Last summer, AT&T CEO Randall Stephenson went so far as to call DSL "obsolete" -- a problem when that's the only broadband product you're selling.

As we noted earlier this week, despite Verizon's $24 billion FTTH FiOS investment, there's still 30% of their footprint that won't be joining the modern broadband age anytime soon. AT&T's initial investment in U-Verse was significantly less aggressive and costly, but the number of customers not upgraded to U-Verse sits around 50% of their footprint. Even when upgraded to U-Verse, AT&T's not matching cable when it comes to speeds. The reasons for the AT&T DSL departures and slow broadband growth are clear: AT&T didn't put enough money back into the last mile network.

Both cable companies and customers stuck on slow DSL can thank telco investors for the stagnation. Investors whined, griped and complained ceaselessly over the last few years about any attempt by AT&T and Verizon to put money back into the network -- even when cash was clearly on hand. Now neither company can seriously compete with cable in the markets investors never wanted upgraded in the first place, which will result in a subscriber hit -- that investors will then complain about.
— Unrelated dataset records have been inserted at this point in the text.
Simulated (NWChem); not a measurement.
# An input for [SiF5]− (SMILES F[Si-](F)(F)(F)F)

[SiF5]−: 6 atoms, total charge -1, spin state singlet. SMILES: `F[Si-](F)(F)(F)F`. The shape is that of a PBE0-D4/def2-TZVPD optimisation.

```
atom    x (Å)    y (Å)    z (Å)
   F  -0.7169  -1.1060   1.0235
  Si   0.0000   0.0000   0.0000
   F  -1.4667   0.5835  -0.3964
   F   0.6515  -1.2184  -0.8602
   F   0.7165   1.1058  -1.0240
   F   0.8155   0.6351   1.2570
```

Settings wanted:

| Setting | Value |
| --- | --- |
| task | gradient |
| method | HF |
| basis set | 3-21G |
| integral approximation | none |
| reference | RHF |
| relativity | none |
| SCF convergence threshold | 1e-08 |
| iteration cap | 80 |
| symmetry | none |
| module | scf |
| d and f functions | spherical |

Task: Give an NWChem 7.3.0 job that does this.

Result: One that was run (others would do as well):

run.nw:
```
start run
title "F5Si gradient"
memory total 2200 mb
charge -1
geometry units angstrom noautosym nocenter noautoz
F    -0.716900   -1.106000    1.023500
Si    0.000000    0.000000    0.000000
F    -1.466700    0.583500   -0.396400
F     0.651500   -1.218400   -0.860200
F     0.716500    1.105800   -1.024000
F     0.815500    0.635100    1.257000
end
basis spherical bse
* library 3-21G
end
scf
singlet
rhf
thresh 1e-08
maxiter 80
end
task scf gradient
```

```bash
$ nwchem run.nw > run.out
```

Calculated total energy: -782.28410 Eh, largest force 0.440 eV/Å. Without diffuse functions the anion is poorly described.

Annoyed customers stuck on slower DSL may eventually see faster speeds, but right now both U-Verse and FiOS expansion plans are frozen, meaning cable broadband will rule the roost for the foreseeable future. While there are a variety of new DSL technologies that bond lines and quell crosstalk pushing last mile DSL speeds higher, they've not yet been seriously deployed and still face distance constraints. Right now the focus is on wireless, with the telcos pretty clearly not caring what happens in a large number of landline markets where millions of users are still clodding along at 1.5 to 3 Mbps.